Assassination of a lawyer

By Lesley Pritchard, staff writer

On January 19, 2009, Russian lawyer Stanislav Markelov was doing what some lawyers here might find themselves doing on any given day. He had just finished briefing reporters on an important case and was walking down a busy street in Moscow with a journalist who wanted to continue the conversation.

What happened next was anything but typical. The 34-year-old human rights lawyer and the 25-year-old female reporter near him were shot and killed by unknown assassins.

There is speculation that Markelov was targeted because he represented the family of a teenager who had been raped and murdered by a Russian army colonel in 2000. Authorities had granted the colonel an early release from prison, and Markelov was speaking out against the release.

Markelov was known as a man who was not afraid to make enemies within the ranks of the government. He routinely defended people who said they were beaten and tortured by Russian special police forces. He also served as director of the Russian Rule of Law Institute, a civil liberties group. Human rights observers are likening his death to the 2006 murder of Anna Politkovskaya, a journalist and outspoken Kremlin critic.

Law Society President Gordon Turriff, QC believes that Markelov’s assassination should be important to BC lawyers for a number of reasons. It serves as a reminder of the pressures some lawyers face in their work. It is also a reminder of the importance of lawyer independence.

“It would be intolerable if lawyers were restricted in doing what they honestly believe must be done, as they pursue their client causes, to ensure the rule of law prevails,” Turriff said. “A lawyer does not have to be gunned down on a busy street to have that independence threatened.”

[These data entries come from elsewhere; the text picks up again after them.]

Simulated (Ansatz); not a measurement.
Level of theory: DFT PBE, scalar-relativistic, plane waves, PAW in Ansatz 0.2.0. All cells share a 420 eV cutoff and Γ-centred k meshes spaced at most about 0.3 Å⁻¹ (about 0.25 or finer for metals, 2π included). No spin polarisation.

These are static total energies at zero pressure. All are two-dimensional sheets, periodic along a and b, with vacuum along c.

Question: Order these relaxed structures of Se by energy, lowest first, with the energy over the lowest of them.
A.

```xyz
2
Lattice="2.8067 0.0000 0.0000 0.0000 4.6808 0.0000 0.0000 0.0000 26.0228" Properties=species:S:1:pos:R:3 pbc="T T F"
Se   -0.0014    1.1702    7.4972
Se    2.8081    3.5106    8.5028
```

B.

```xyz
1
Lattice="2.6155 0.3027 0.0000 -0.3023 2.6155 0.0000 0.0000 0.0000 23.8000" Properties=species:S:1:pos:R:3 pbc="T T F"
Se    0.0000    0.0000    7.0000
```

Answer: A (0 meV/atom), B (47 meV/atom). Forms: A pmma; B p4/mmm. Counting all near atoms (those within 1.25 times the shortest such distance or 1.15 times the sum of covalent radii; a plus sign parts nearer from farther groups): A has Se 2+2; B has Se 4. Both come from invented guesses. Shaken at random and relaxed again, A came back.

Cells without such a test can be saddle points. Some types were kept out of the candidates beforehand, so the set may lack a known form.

There are many lawyers in this province, both past and present, whose work puts them at odds with governments and their agents while representing a client. Most of us can name lawyers whose relentless interest in certain issues makes them an irritant to authoritative bodies.

Turriff believes lawyers must all be vigilant in preserving their independence. “These lawyers have a job to do, and as long as they do it professionally, there should not be interference. People can be on the margins and still be very effective lawyers — in fact some of the best lawyers are the ones who are on the margins.”